I am excited and hesitant about going to confession today.  About a month ago I was listening to St. Francis de Sales book "An Introduction to the Devout Life" on my iPod and was struck with his discussion of a general confession (I am going to dedicate an entire post on this in the (hopefully) near future).  Actually, I was initially struck by his discussion of the affections of sin, but again, that is off topic.  Anyway, as I prepared for my general confession I got wrapped up in the great deal of my many sins and and the line blurred between what I had done in the past and what I had done since my last confession. This led to a great amount of fear about my need to go to "regular" confession after over-sleeping Mass one Sunday (and other sins that we needn't get into here). 

Basically, during my reflection for my general confession I came to realize a whole lot of sins that I had never contemplated as being sins before were actually sins and I had never confessed them.  Thus, I came to fear that I couldn't give a proper "regular" confession without including all of those past sins I had never contemplated, and I was nowhere near ready for my general confession.  So, I went to talk to my priest this week about this problem.  As a great man of God, he gave me sage advice and instructed me that I could confess the sins since my last confession and deal  with those sins from the past in the general confession.  As he correctly pointed out, those past sins weren't mortal sins, since I didn't know they were sins at the time. "Mortal sin is sin whose object is grave matter and which is also committed with full knowledge and deliberate consent." (Catechism Paragraph 1857.)

I am excited about receiving the Grace of God through the Sacrament of Confession.  I greatly anticipate the burdens of my sin being lifted from my soul and being brought closer to union with God.  After all that, I don't know why I would be hesitant.  After all, the knowledge that I will be forgiven of my sins and will, barring any mortal since in the mean time, get to reunite my soul with the physical presence of Christ in the Eucharist can only be a cause for joy and should wipe away all fear.  Amen.

Thursday, July 22, 2010

Improvements and changes

Big things are happening here at Growing Catholic.  Tonight I have registered the domain name www.growingcatholic.com.  I decided to do this today on my 2-hour ride to court this morning after listening to The Catholics Next Door and hearing Greg interview Gary E. Zimak with Following the Truth Ministries.  He seemed to be 6-8 years ago where I am today.  I feel the Holy Spirit was really talking to me during Greg's broadcast about how different people are using "new media" (I guess the internet is still considered "new media"?) to evangalize. 

I got to thinking about why I started this blog and why I changed the focus from what was initially going to be about politics AND religion to my journey back to the Catholic Church.  Mostly, listening reaffirmed that this blog isn't about me, it is about the Holy Spirit using me and whatever talents I may have been given to reach someone or someones (don't think that is a word, but whatever) who needs it.  Just like Greg's interview of Gary today reached me in a way I doubt either of them knew, I hope maybe, if it be God's Will that I can reach one or more persons who are also attempting to grow in their Catholic faith. 
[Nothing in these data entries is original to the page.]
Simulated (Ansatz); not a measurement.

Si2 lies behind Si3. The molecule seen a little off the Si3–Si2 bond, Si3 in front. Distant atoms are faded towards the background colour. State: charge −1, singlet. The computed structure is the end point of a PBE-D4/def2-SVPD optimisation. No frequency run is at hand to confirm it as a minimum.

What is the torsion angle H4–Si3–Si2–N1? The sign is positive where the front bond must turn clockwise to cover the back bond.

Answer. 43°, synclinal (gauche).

I haven't committed myself to this blog like I should in the past.  But today I hope to be able to start a new commitment to blogging regularly.  I go through time where I cannot bring myself to write anything, mostly out of the sin of pride I have found.  Then there are times that I have multiple things I want to write about and not enough time to write about them all.  I had a striking dream last night about reoccurring sin that I want to delve into.  I still cannot get my mind around the second reading from last Sunday and I want to think through it out-loud here.  I want to write a long detailed spiritually-biographical post that I can link to under the "About Me" section, so hopefully as new people come to my blog they will know where I started and can read the posts and see where I have come in my faith.  I have started reading Upon This Rock by Steven Ray and I am very excited about what I have learned.  I have undertaken trying to do a general confession and hope that sharing my struggles with that will ease them and allow me to progress.  I am overwhelmed about how little I know and understand about my Catholic faith and how much I have to learn. 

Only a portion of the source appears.